I've contacted them in the past about making several things for FIRST: electronic motor controls, robot based oscilloscopes, the 2015 FRC control system. FIRST's requirement for a COTS device is that production is available to be adequate for all takers. There is no line to blur. You want to claim something is COTS you are then selling it to *anyone* with all that entails.
If the design is done properly, if the intent is to form a proper business venture, then FIRST based on the current rules and the conversation I had with them earlier this year would be hard pressed to reverse course. Does not mean they can't but so what if they do.
Regardless: FIRST has no business telling anyone what business they are in. For example: I own several business and am an Assistant VP in a huge corporation. FIRST can say whatever they like about me or anyone else. The only thing they can do is throw mud as long as I am a responsible business person. I doubt FIRST will ever stoop to that or it would be very ungracious professionalism.

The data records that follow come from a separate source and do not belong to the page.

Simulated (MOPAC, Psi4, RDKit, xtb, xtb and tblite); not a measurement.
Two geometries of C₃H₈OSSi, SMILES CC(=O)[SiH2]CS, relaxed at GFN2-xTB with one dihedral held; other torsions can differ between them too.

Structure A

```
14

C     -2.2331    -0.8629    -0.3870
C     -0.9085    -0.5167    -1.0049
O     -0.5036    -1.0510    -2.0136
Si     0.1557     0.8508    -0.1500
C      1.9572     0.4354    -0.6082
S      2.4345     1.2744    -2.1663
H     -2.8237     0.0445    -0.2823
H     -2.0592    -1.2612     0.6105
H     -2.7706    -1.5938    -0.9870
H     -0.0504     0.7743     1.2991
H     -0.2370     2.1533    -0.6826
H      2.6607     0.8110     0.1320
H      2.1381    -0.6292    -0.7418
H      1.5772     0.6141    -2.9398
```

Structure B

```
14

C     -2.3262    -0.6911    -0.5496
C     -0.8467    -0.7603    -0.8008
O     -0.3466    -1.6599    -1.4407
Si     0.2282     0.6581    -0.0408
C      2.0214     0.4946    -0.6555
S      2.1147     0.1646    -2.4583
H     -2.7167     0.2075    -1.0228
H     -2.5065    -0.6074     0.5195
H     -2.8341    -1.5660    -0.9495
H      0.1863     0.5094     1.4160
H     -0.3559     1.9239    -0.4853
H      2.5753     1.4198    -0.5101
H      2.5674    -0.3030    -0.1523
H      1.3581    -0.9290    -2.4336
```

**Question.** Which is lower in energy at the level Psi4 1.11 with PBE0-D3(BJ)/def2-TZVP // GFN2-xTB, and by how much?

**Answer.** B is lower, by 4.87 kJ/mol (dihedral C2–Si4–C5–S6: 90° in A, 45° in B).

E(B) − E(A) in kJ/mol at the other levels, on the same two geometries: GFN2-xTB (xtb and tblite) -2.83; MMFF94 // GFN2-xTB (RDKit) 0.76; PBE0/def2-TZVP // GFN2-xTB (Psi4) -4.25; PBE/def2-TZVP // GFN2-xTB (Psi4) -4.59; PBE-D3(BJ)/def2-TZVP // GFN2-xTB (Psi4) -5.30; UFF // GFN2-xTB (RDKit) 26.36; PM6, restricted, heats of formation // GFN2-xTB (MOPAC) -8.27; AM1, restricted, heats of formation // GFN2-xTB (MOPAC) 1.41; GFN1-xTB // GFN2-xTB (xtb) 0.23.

I bid on the 2015 control system. FIRST said they were going to pass. I put that technology to use in 3 other fields using my existing ventures. In the process of that bid I exposed information about my design and key points of development. In doing that I gave FIRST access they could use to wander off with those ideas. I knew what I was doing and I, as a business person and inventor, managed that risk.
If someone is willing to accept the challenge of creating and maintaining a venture to makes this, approach it outside of the FIRST circles and whatever FIRST does becomes >irrelevant<. So what if they won't let you put whatever you made on the robot. The entire point of FIRST was to achieve goals larger than FIRST itself. So whoever does this has a venture that sells sealed battery enclosures for the Raspberry Pi. I am willing to bet there is a market for that regardless of FIRST and if not you diversify (welcome to small business put on your safety gear it's a bumpy ride).
Major points of FIRST are to inspire and to educate. If that creates:
1. A new business with potential employees.
2. A student who is interested in learning about manufacturing and all it entails.
3. An avenue to incubate ideas.
Then FIRST has achieved the goals it set forth.
Course Yash101 really has to ask if this huge challenge is something worthwhile to pursue.
Cause soon enough you will be dealing with: lawyers, the State, the Feds, insurance companies and real deadlines.
Do not underestimate the pressure or the complications: good businesses and people fail all the time.
The good news is that with a finite scope of the project outlined, examples elsewhere of similar attempts, this is something a student could aspire to do. Though I grant all those with concerns: mind the safety aspects and do not underestimate the technical challenges (I have built several charging systems for electric vehicles, electronics and military application there are many crucial subtle details that must be considered and all of them are irrelevant to the casual onlooker - it may not be all that interesting to the onlooker but engineers need to be concerned with it).